The short version
I have it all working. It’s kind of magic. But there are issues, and I’m not sure it should even exist, and am looking for input.
The long version
In Auto caching tables I presented with a hack which allows getting cached or fresh results via a simple SELECT queries.
The drive for the above hack was INFORMATION_SCHEMA tables. There are two major problems with INFORMATION_SCHEMA:
- Queries on schema-oriented tables such as TABLES, COLUMNS, STATISTICS, etc. are heavyweight. How heavyweight? Enough to make a lockdown of your database. Enough to crash down your database in some cases.
- The data is always generated on-the-fly, as you request it. Query the COLUMNS table twice, and risk two lockdowns of your database.
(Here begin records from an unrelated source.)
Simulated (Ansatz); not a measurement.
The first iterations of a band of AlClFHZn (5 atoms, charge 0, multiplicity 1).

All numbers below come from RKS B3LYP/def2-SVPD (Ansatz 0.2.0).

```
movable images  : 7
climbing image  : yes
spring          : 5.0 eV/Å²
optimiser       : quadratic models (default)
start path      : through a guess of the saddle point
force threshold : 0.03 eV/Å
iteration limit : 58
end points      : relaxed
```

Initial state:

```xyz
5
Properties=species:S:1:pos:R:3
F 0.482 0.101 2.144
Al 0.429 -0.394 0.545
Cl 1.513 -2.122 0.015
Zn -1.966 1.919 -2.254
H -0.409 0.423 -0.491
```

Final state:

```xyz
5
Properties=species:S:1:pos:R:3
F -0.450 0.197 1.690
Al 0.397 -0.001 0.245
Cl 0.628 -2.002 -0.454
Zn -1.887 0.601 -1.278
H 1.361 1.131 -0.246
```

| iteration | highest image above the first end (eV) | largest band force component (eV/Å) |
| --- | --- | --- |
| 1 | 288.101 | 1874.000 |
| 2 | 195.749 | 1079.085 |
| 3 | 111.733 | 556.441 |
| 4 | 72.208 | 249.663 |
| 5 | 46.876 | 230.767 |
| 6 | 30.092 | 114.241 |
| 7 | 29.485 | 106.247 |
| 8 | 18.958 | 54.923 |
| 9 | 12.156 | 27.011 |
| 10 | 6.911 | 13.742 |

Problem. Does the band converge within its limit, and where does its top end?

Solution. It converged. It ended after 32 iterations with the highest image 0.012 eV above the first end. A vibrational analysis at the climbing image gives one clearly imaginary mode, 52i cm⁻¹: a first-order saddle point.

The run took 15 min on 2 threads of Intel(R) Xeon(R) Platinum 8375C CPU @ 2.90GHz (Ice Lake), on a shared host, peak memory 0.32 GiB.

The auto-cache mechanism solves issue #2. I have it working, time based. I have an auto-cache table for each of the INFORMATION_SCHEMA heavyweight tables. Say, every 30 minutes the cache is invalidated. Throughout those 30 minutes, you get a free pass!
The auto-cache mechanism also paves the road to solving issue #1: since it works by invoking a stored routine, I have better control of the way I read INFORMATION_SCHEMA. This, I can take advantage of INFORMATION_SCHEMA optimization. It’s tedious, but not complicated.
For example, if I wanted to cache the TABLES table, I don’t necessarily read the entire TABLES data in one read. Instead, I can iterate the schemata, get a list of table names per schema, then read full row data for these, table by table. The result? Many many more SELECTs, but more optimized, and no one-big-lock-it-all query.
And the problem is…
I have two burning problems.
- INFORMATION_SCHEMA optimization only works that much. It sometimes does not work. In particular, I’ve noticed that if you have a view which relies on another view (possibly relying on yet another view), things get out of hand. I author a monitoring tool for MySQL called mycheckpoint. It uses some fancy techniques for generating aggregated data, HTML and charts, by means of nested views. There are a few views there I can never query for in COLUMNS. It just crashes down my server. Repeatedly. And it’s a good machine with good configuration. Make that 5 machines. They all crash, repeatedly. I just can’t trust INFORMATION_SCHEMA!
- Replication: any caching table is bound to replicate. Does it make any sense to replicate cache for internal metadata? Does it make sense to query for the cached table on slave, to have it answer for master’s data? With plain old INFORMATION_SCHEMA, every server is on its own. Caching kinda works against this. Or is it fair enough, since we would usually expect master/slaves to reflect same schema structure?
I would feel much better if I could read SHOW statements with a SELECT query. Though I’ve found this nice hack, it can’t work from a stored function, only via stored procedure. So it can’t be used from within a SELECT query. I’ve been banging my head for months now, I think I gave up on this one.
Any insights are welcome!
@Jannes,
Yes, it’s just the views.
The deeper the nesting of views, the more memory is consumed, and the more danger for crash.
Just before the crash, I see about 1GB of memory getting drained. I can guess that the recursive read from I_S is the root of the problem.
1)
Q: “Does it make sense to query for the cached table on slave, to have it answer for master’s data?.. Or is it fair enough, since we would usually expect master/slaves to reflect same schema structure?” A: I don’t think so if some binlog|replicate_do|ignore_db setting is used on master or slave.
2)
Jannes was faster than me here, but building a system that depends on VIEWs defined on VIEWS (defined on .. (.. on ..)) 🙂 with MySQL is a synonym for asking for problems. The limitations with VIEWS in MySQL are well-known and anyone who has read (any edition of) ‘High Performance MySQL’ would foresee the problems arise.
Peter,
With regards to the view – they are working just great, no trouble given. It’s just the information_schema querying on views. I don’t know that should mean I was looking for trouble.
Peter, with regard to binlog filters: indeed. I’m wondering how popular this is. In my years as consultant I’ve seen little to no use of this. I believe the vast majority of replication users do not do replication filtering.
Could you make caching longer? I know it’s hard to see outside of the database, but the .frm file changes when the table structure changes. If the .frm file doesn’t change, does any of the metadata you’re referring to change? (that’s a serious question, because the answer might be “yes” if you’re looking at data/index size or the TABLE_ROWS field of the TABLES table, for example)
If you only are referring to the structure of the table, and not the nature of the data in it, then I bet you could come up with some kind of hack that writes to a common file when a .frm file has changed, and only update the cache for the tables/indexes/columns that have changed when they change, instead of re-reading all the definitions.